Nigeria has paid more than $1,177 billion dollars to the Economic Community of West African States (ECOWAS) as its Community Levy contribution in the last 16 years.
According to documents from a presentation by the ECOWAS Commission to Parliament at Plenary during its Virtual Second Extraordinary Session, Nigeria paid 853,310,564 UA (West Africa Unit of Account) for the period under review.
The West African Unit of Account (WAUA) is the authorised currency used in ECOWAS. The exchange rate for July obtained from ECOWAS shows that one Unit of Account equals 1.3799633 dollars.
Nigeria’s payment represents 40.42 per cent of the total payment of 2,913,088,908 dollars payment made by all the 15 member states, and is higher than payments made by 12 other countries put together except Ghana and Cote d’Ivoire.
Ghana paid about 508,577 million dollars, Cote d’Ivoire 347,262 million dollars, while Benin, Burkina Faso, Cape Verde, Guinea, Guinea Bissau, Gambia, Liberia, Mali, Niger, Senegal, Sierra Leone and Togo paid a total of 879,711 million dollars.
Ghana’s payment represents 17.45 per cent of the total sum, Cote d’Ivoire 11.9 per cent, while the cumulative payment by the other 12 countries represents 30.1 per cent.
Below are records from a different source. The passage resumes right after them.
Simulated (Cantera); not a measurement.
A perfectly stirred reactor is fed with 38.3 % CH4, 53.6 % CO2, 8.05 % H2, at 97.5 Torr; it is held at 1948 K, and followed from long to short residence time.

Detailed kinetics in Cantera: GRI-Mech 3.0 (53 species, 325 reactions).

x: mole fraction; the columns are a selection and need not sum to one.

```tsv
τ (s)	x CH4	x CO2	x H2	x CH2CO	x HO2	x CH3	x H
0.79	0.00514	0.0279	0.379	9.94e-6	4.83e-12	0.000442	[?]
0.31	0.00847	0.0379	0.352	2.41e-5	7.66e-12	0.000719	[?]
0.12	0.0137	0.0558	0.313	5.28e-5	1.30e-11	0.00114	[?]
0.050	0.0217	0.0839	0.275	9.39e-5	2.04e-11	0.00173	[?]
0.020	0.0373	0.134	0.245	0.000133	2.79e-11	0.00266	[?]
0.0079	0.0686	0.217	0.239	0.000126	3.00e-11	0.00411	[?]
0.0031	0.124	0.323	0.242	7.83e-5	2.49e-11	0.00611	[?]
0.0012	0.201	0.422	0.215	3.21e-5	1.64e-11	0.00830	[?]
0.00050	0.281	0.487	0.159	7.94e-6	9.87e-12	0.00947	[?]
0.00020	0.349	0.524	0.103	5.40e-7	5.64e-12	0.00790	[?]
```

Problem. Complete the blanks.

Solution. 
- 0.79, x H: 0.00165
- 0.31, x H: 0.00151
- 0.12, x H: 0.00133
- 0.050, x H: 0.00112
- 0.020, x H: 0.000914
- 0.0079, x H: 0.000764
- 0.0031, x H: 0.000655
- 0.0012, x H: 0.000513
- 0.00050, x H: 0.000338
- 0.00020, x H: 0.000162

Within the period under review, Guinea Bissau paid the lowest amount of 6, 204 million dollars, representing 0.2 per cent of total community levy proceeds in the 16 years under review.
The News Agency of Nigeria (NAN) reports that the Community levy was adopted in 1996 by the Authority of Heads of State as the major funding for ECOWAS after the initial contribution regime seemed ineffective.